The Departed Asians Properties Custodian Board (DAPCB) might now not be able to repossess Asians’ properties whose ownership was concluded by court because they cannot be brought before Parliament according to the official statement the sent to the board by Attorney General William Byaruhanga.
In his statement while responding to a letter by the DAPCB which sought repossession of Plot 98 – 104 Nakivubo Road, which belongs to a businessman known as Hajji Abdu Kasai, Byaruhanga said such properties that were settled in court cannot be subjected to a further Parliament inquiry.
He explained that the powers of the Departed Asians’ Property Custodian Board are governed by Section 4 of the Assets of Departed Asians Act Cap 83, which stipulates that the Board shall take over and manage all assets transferred to it by virtue of Section 13 of the Assets of Departed Asians Decree, 1973.

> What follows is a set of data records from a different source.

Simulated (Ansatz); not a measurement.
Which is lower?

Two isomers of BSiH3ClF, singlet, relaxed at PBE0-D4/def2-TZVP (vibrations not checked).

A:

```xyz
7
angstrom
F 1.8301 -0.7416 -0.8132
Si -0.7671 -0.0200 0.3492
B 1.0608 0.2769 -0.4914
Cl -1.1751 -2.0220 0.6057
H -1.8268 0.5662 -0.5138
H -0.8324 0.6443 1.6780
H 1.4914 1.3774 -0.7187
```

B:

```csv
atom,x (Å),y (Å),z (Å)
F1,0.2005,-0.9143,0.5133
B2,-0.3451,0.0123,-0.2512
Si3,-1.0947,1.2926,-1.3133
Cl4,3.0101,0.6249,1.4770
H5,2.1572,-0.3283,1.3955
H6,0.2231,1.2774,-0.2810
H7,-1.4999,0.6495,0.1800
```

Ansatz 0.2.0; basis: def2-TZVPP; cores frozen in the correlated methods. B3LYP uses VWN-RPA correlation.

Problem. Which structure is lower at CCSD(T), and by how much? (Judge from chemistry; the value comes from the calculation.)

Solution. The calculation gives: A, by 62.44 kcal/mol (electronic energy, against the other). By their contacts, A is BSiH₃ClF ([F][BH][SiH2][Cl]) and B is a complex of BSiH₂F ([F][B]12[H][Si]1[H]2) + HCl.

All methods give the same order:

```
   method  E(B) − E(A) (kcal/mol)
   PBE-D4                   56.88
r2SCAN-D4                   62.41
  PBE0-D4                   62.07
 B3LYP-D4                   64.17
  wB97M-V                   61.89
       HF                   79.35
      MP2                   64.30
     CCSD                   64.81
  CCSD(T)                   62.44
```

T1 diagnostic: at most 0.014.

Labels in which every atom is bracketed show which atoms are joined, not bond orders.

He added that the same Section 13 mandates the Board to discharge all the liabilities to it by this Act, collect all debts or other monies due to the departed Asian; and may sell or otherwise deal with such assets in the same way as the departed Asian may do.
However, he explains that the Expropriated Properties Act Cap 87 and the Expropriated Properties (Repossession and Disposal)(No.1) Regulations S.I 87 – 8 limit the involvement of DAPCB and the Minister of Finance to transfer property already allocated to a person and take it back to the former owner.
“Section 3 of the Expropriated Property Act Cap 87 provides; (J) Subject to this Act; the Minister shall have the power to transfer to the firmer owner of any property or business vested in the Government under this Act that property or business,” the Attorney General’s letter reads in part.
He adds: “Nothing in this Act shall be construed as empowering the Minister to Transfer property or business to a former owner unless the Minister is satisfied that the former owner shall physically return to Uganda, repossess and actively manage the property or business. Subsection (2) shall not apply to a former owner who jointly participates with the Government in the ownership and management of any property or business pursuant to section 5.”
Byaruhanga’s statement comes at a time where parliament is inquiring on suspected fraud syndicate in acquisition of 460 Departed Asians Properties. And the listed properties include that of business tycoon Sudhir Ruparelia which is located on Plot 24 Kampala Road.
Sudhir shares the same view with Byaruhanga as in a letter dated August 14, he wrote to the Speaker of Parliament, Rebecca Kadaga seeking guidance on whether a matter that has been concluded by court can be brought before Parliament.
Sudhir said that his property shouldn’t be brought into the mess as court pronounced itself in his favour and the matter was concluded.
“We have followed part of the ongoing COSASE inquiry regarding Departed Asians properties Custodian through televised and print media. A property that belongs to Meera Investment Limited has been mentioned as part of the inquiry. That property is Plot 24 Kampala Road, Kampala (Freehold register volume 1062 Folio),” Sudhir wrote to Kadaga.
“Rt. Hon Speaker, in 2012, the Custodian Board claimed that former owner did not return to Uganda to manage the property and therefore the property belongs to Custodian Board and was by the state of their pen under their management. Having bought the property and owned it since 1995 we went to High court for Judicial Review under LD CR 16 of 2012 to challenge the Custodian Board’s claim,” Mr Ruparelia said.
“High Court listened to us and also listened to Custodian Board (represented by Attorney General) and made a decision in December 2012 in our favour. Custodian Board did not appeal. COSASE is now inquiring into a matter and ownership decided upon by the High Court in 2012,” he said.